Dinner is ready in 30 minutes with this delicious veggie-packed minestrone soup. Vibrant and flavoursome, it’s a must-try.
- 2 tbs olive oil
- 1 brown onion, finely chopped
- 2 celery sticks, finely chopped, leaves reserved
- 1/2 small savoy cabbage, shredded
- 2 small zucchini, finely chopped
- 8 cups (2L) salt-reduced chicken stock
- 300g broccoli, cut into small florets
- 1 cup (120g) frozen peas
- 400g can cannellini beans, rinsed, drained
- 1 tbs chopped rosemary
- 1/2 cup (130g) Coles Basil Pesto
- 1/3 cup (25g) finely grated parmesan
Heat oil in a large heavy-based saucepan over medium-high heat. Add the onion and cook, stirring, for 2 mins or until onion softens slightly. Add the celery and cabbage. Cook, stirring, for 5 mins or until cabbage wilts. Add the zucchini. Cook, stirring, for 2 mins or until heated through. Add stock and bring to the boil.

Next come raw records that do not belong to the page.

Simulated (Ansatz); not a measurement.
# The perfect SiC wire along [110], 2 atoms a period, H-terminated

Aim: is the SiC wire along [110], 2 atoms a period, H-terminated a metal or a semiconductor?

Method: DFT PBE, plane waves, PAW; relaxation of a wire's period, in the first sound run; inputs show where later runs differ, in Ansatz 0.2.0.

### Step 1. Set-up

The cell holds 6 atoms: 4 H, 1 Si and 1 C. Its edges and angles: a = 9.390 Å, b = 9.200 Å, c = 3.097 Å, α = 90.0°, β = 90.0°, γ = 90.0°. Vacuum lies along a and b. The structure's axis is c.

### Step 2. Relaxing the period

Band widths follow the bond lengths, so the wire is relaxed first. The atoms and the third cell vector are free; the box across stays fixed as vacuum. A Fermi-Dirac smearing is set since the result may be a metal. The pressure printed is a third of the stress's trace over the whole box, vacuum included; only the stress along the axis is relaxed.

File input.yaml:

Add the broccoli, peas and cannellini beans. Reduce heat to medium. Simmer for 3 mins or until broccoli is bright green and tender crisp. Add rosemary. Season.
Ladle the soup among serving bowls. Top with the pesto. Sprinkle with the parmesan and reserved celery leaves.
Use 1 tsp dried rosemary leaves instead of the fresh rosemary.
You’ll have celery left over here – chop and add it to stir-fries for a fresh boost. Or, stir it through creamy potato salad with the leftover pesto.